No Silver Bullet: Reflection on LemonVM Design Flaws and Prospects for the Future.

Background#

When I was writing LemonVM, the first version was implemented in Rust. At that time, I thought that using Rust would at least ensure memory safety when writing the VM. However, reality told me that it is impossible to guarantee memory safety through static checks when working on such a low-level project, especially when I need to implement garbage collection. As a result, my code was filled with unsafe and lost one of Rust's greatest advantages - memory safety.

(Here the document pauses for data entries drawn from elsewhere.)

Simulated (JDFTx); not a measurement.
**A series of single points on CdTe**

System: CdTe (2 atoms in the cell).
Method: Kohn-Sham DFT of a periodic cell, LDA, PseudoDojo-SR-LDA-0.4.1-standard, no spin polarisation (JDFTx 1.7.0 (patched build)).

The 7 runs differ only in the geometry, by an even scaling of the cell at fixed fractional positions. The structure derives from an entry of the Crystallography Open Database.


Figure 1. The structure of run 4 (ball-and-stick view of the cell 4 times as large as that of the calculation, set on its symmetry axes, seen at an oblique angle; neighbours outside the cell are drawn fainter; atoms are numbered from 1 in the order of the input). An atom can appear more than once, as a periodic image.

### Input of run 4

Subsequently, due to design mistakes in the instruction set and overly ambitious goals, the first version of LemonVM was unable to reach a usable stage. Additionally, as the code in my local repository had reached an astonishing 10,000 lines, I decided to redesign it. Thus, the journey of the second version began.

Starting Over#

After starting the second version, I extensively refactored the original instruction set and bytecode loading. The first version of LemonVM was inspired by the LUA VM, but due to the small size of the LUA language, the functionality of the VM was limited and trivial, making it unsuitable for complex tasks. Therefore, in the second version, I directly borrowed from the JVM. However, since the JVM is based on stack-based bytecode rather than register-based bytecode, I borrowed the execution model from Dalvik and the loading model from JVM to create the second version.

Through the examples provided by @HoshinoTented and me, it was discovered that the efficiency of LemonVM's second version was 50 times higher than Python's. This indicates that there must be some significant overhead. After investigation, I found that the excessive use of heap allocation and a naive implementation of garbage collection were the main causes. Additionally, Rust's Iter and Match had a significant impact on CPU branch prediction, resulting in extremely low runtime efficiency. The optimization methods include:

Rewriting the implementation of all instructions
Manual management of all heap allocations
Avoiding the use of Rust's standard library (STD)
More fine-grained control of branch flow

The first method can be skipped as the project is currently in the prototype stage. The second method is almost impossible in Rust, and the same goes for the third method. As for the fourth method, Rust does not have goto or label as var, so it is impossible to control branch prediction or manually optimize instruction dispatch.

LemonVM on My Mind#

Therefore, LemonVM started a "re-re-design". This time, I chose C as the development language. Indeed, these four problems were easily solved, but I encountered a bigger issue - extremely low development efficiency. Additionally, for use cases that are not performance-sensitive, C lacks a standard library, so I need to implement basic data structures such as hash tables and vectors myself. This has made my work exceptionally slow. Furthermore, C's build tools are simply... disgusting. Moreover, enabling extensions means that it cannot be compiled on certain garbage MSVC, which means I lost the original intention of cross-platform compatibility. I feel very frustrated, so recently I have been trying a new solution. First, I will use Rust to complete tasks that are not performance-sensitive but highly dependent on the standard library (such as bytecode loading, garbage collection, and thread pools). Then, I will use C to optimize the core logic (such as instruction dispatch, CPU branch prediction optimization, register mapping, and stack mapping). Because writing MOVABSQ in ASM with Rust in X64 mode depends on the compiler's mood, I really can't do it.

Prospects for Future Low-Level Programming Languages#

Today, Bingbing excitedly told me that as a low-level programming language, we must have goto and label. So far, I have been very consistent with this idea. However, as a high-level language, we must have advanced abstractions, which may undermine the low-level characteristics of the language. Bingbing and I noticed that the F* language uses lattices to divide the language into different parts for low-level operations, which has given us great inspiration.

Unsafe Rust is NOT UNSAFE enough, Safe Rust is NOT SAFE enough

Therefore, I hope that in the future, a language can be introduced that allows controlled adjustment of how low-level features are used, instead of relying on the compiler's mood like C, and certainly not ending up with a mishmash of unsafe features like Rust without even having GOTO.